Navratri is a sanskrit word which means nine nights. During these days, nine forms of Shakti is worshipped each day. Vow is observed by the devotees to seek for the blessings of Shakti. In order to complete the fast, devotees organize a Kanya Pujan on the last day of Navratri. These days are celebrated by each and every Hindu as these are meant to be very auspicious.
Navratri : Nine Forms Of Goddess Durga
Navratri is one of the most celebrated festivals of our country. Navratri literally means the festival of nine pious nights. Goddess Durga is venerated during these nine days in her three supreme forms.

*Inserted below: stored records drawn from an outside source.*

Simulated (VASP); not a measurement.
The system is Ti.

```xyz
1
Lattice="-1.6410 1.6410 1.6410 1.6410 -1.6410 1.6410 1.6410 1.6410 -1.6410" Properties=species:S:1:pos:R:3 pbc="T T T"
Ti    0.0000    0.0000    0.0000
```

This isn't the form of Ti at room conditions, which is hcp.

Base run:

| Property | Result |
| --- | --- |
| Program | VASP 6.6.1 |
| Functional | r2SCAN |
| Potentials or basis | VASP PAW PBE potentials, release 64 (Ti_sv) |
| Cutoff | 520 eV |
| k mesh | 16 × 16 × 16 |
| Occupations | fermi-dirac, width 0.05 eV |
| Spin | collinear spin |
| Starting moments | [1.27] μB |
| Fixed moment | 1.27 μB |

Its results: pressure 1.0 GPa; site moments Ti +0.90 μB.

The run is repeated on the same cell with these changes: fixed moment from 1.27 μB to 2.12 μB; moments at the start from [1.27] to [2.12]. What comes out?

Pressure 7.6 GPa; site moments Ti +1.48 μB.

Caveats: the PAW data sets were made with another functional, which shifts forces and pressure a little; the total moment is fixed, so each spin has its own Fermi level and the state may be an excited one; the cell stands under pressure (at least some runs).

Goddess Durga embodies the representation of creation, power, and destruction. Her blessings are bestowed on us in the form of Durga, Lakshmi, and Saraswati on Navratri. In the first three days of Navratri, the Goddess is venerated as Durga, the following three days, Lakshmi is worshiped and the concluding days are dedicated to Saraswati.
Navratri : The 5 Navratras
There are five kinds of Navaratri. They can be categorized as:
- Vasant Navratri (Chaitra Navratri) : Vasanta Navratri will start from March 28 and will end on April 5, 2017
- Ashadh Navratri (Gupt Navratri) : Gupt Navratri will start from June 24 and will end till July 3, 2017.
- Sharad Navratri : Sharad Navratri will start from September 21 and last till September 30, 2017.
- Paush Navratri : Paush Navratri will be observed from December 26, 2017 to January 2, 2018.
- Magha Navratri : Magha Navratri dates are from January 28 to February 6, 2017)
Ghatasthapana invokes the coming of Goddess Durga; therefore, special care is taken while performing the ritual. Ghatasthapana is prohibited during Amavasya and dark light. The same is going to be followed in Navratri 2017. It is believed that if such meticulous care is not taken, it would bring the wrath of Goddess Durga.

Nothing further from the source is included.